NOW PLAYING: A King Double Bill
/During her time as a curator in MoMA's Department of Film, Adrienne Mancia was a major proponent of unearthing important and often overlooked treasures from film history.
As noted by her close friend and colleague Jon Gartenberg, “[Adrienne] celebrated American directors of a bygone era who had worked within the Hollywood studio system.” King Vidor's THE JACK-KNIFE MAN (1920) and Henry King's THE SEVENTH DAY (1922) are among the early Hollywood films Mancia championed.
Both films, which were featured in MoMA's 2023 In Memoriam tribute to Mancia, stream this month in the Adrienne Mancia Streaming Room.
STILL: KING VIDOR’S THE JACK-KNIFE MAN (1920). SOURCE: MUBI.
THE JACK-KNIFE MAN is one of the earliest surviving films by King Vidor, who had a long and prolific career that spanned both the silent and sound eras. It was also his first project distributed by First National, and the first film he shot on his newly constructed 15-acre studio, dubbed "Vidor Village."
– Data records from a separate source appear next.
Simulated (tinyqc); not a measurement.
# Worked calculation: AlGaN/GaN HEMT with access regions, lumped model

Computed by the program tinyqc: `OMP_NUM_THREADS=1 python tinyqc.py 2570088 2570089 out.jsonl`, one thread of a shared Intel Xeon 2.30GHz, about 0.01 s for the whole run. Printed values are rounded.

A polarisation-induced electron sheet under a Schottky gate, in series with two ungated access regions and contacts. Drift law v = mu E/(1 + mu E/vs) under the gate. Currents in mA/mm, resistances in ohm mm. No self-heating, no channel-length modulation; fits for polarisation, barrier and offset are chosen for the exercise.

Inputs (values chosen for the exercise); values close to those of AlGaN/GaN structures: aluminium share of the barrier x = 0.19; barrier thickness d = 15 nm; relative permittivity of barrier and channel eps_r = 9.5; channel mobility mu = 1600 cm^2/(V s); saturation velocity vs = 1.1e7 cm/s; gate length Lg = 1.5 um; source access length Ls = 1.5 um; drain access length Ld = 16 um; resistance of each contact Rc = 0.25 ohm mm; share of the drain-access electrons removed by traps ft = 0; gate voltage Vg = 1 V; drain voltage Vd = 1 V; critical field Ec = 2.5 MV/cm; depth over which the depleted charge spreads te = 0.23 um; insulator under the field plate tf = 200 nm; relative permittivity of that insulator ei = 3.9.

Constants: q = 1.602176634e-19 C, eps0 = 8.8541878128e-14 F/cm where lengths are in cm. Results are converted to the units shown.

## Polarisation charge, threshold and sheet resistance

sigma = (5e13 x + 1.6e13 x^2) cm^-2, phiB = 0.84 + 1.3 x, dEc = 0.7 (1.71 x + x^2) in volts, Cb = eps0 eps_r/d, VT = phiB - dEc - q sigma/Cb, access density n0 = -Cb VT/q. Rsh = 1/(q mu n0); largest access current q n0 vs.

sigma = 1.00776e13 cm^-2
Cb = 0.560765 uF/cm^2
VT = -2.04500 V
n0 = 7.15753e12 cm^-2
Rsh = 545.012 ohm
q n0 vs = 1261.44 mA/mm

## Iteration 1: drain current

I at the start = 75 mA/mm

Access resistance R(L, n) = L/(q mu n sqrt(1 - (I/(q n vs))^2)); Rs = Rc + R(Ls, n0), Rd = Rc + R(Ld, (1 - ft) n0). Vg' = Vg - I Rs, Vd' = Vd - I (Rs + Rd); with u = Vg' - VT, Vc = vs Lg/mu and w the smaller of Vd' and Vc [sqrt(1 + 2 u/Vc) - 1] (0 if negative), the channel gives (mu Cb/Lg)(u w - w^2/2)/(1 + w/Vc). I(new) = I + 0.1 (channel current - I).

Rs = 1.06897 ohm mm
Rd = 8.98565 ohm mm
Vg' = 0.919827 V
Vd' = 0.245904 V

Vidor directed THE JACK-KNIFE MAN shortly following the publication of his "Creed and Pledge" in Variety magazine, wherein he proclaimed:
I believe in the motion picture that carries a message to humanity. I believe in the picture that will help humanity to free itself from the shackles of fear and suffering that have so long bound it in chains. I will not knowingly produce a picture that contains anything that i do not believe to be absolutely true to human nature, anything that could injure anyone or anything unclean in thought or action. Nor will I deliberately portray anything to cause fright, suggest fear, glorify mischief, condone cruelty or extenuate malice. I will never picture evil or wrong, except to prove the fallacy of its line. So long as I direct pictures, i will make only those founded on the principles of right, and I will endeavor to draw upon the inexhaustible source of good for my stories, my guidance and my inspiration.
HENRY KING’S THE SEVENTH DAY (1922).
THE SEVENTH DAY was Henry King's 38th film. King, who began appearing in films as an actor in 1912 and directed his first film in 1915, was one of the 36 founding members of the Academy of Motion Picture Arts and Sciences. King directed seven films that were nominated for the Academy Award for Best Picture, and himself earned two Oscar nominations for Best Director.
Gartenberg elaborated on Vidor’s and King’s films in his program notes for MoMA's In Memoriam tribute to Mancia's life and career:
Both King Vidor and Henry King — the subjects of MoMA retrospectives in 1972 and 1979, respectively — began making films in the 1910s. These retrospectives helped to shed light on the significance of many of these long-neglected movies at a time when the era of film preservation was beginning to take hold… Vidor’s THE JACK-KNIFE MAN is centered on a dying mother who, not wanting her son to go to an orphanage, leaves him with a poor riverboat man, who carves wooden toys with a jack-knife for the young boy. Travails and plot twists eventually lead to a happy ending. Vidor frequently addressed social issues in his films, and THE JACK-KNIFE MAN presents both a sympathetic portrait of impoverished people living on shanty boats along the Mississippi River in the 1920s and a critique of child rescue societies. The film advocates for self-help and redemption, consistent with Vidor’s ‘Creed and Pledge,’ published in Variety, which was a manifesto of his social and artistic ideals… [Meanwhile] Henry King became known as a proficient director whose work cut across many genres… According to noted film historian Peter von Bagh, King’s ‘early routine works were dominated by a touchingly naïve sense of American happiness: illusions but also wishes fulfilled.’ THE SEVENTH DAY (1922) highlights class distinctions between high society, in the guise of young, wealthy New Yorkers on a yachting vacation in New England, and the local youth of a Maine fishing village. The class divides are bridged at the end of the film, when love overcomes all.